– As a point guard, Kelsey Mitchell didn’t have to worry about stopping Gophers center Amanda Zahui B. The Ohio State freshman did her part at the other end of the floor, scoring a game-high 29 points Friday to lift the Buckeyes to an 83-71 victory over the Gophers in the quarterfinals of the Big Ten women’s basketball tournament.

Limiting Zahui’s impact fell to Alexa Hart and Shayla Cooper, who had instructions to get physical with Zahui and push her out of her comfort zone. Zahui still finished with impressive numbers, leading the Gophers with 25 points, pulling down 11 rebounds and blocking 11 shots, the most ever in a Big Ten tournament game. But the Buckeyes held her to eight points in the first half, and the Gophers’ spotty defense, ballhandling and shooting put them into a hole they could not escape at Sears Centre.

Gophers coach Marlene Stollings said she believes the Gophers’ 23 victories will secure an invitation to the NCAA tournament when the field is announced March 16. But she was disappointed to see her team lose its defensive focus against the third-seeded Buckeyes, a team the Gophers defeated in January.
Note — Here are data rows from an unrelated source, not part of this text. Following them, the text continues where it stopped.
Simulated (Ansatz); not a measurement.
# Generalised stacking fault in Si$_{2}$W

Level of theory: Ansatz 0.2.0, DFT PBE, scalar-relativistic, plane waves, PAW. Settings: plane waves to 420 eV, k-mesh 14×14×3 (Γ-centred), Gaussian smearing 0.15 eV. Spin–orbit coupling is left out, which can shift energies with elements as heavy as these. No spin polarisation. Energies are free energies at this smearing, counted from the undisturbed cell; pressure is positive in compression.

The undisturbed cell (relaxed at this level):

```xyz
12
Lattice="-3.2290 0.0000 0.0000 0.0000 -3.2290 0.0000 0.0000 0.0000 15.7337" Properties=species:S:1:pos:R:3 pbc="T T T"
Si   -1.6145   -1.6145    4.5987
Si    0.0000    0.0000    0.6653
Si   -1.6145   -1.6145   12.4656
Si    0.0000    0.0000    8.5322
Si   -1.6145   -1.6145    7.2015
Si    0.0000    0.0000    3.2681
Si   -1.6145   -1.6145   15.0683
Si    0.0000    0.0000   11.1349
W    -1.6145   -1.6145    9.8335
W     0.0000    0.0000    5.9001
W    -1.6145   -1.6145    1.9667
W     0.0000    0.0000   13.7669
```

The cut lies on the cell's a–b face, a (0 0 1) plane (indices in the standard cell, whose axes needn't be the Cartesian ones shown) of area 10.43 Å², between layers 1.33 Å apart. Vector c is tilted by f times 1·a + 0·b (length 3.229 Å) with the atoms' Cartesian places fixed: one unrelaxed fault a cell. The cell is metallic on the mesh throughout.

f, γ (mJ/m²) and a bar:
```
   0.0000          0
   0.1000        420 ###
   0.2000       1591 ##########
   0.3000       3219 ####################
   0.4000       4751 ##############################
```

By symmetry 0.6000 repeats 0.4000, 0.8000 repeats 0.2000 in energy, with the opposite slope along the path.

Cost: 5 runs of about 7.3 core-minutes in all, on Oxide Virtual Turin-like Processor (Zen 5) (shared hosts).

The Gophers committed 22 turnovers and fell behind by as many as 19 points in the second half after trailing by 12 at halftime. Mitchell, the coaches’ choice for Big Ten player of the year, gave much of the credit for the victory to the Buckeyes’ defense against Zahui, who was named Big Ten player of the year by the media.

“Amanda is a great player,” said Mitchell, whose team plays No. 2 seed Iowa in Saturday’s semifinals. “For Shayla and Alexa to deal with her for 40 minutes, I salute them big time. I wouldn’t be able to do it. To see them do it and be successful at it was a great thing for us.”

The Gophers were carried by Zahui, Shae Kelley and Carlie Wagner, who combined for 66 of their 71 points. A three-pointer by Wagner gave them a 15-14 lead with 11 minutes, 47 seconds remaining in the first half. They then went without a field goal for 5:55 while the Buckeyes heated up, rolling through a 14-3 run to take a 10-point lead.

The Gophers made only three shots from the field through the final 11:46 of the first half and trailed 40-28 at halftime.

“I think we’re still working through what it means to play on this stage and to handle the increased intensity and physicality that comes with this time of year,” Stollings said. “We have to defend better the entire game. We cannot be giving up 80-plus points in March and really expect to have great success.”

After being badly outrebounded by the Gophers when the teams played in January, Ohio State created a plan to get more physical inside. Cooper said she tried to push Zahui off the block to spots where she wasn’t comfortable. The Gophers had trouble getting the ball inside to her, often overthrowing passes or seeing them batted away.

Zahui scored only two field goals in the first half while Ohio State outscored the Gophers 22-6 in the paint. Buckeyes coach Kevin McGuff said the game plan also called for extra pressure on the Gophers’ guards, which took them out of their offensive rhythm.

Ohio State hit only five of its first 18 shots, but the Gophers’ long drought without a basket allowed the Buckeyes to find their touch. The Gophers could not get closer than eight points in the second half.

“I think the game kind of slipped away defensively,” Kelley said. “But I think we’ll be fine going forward.”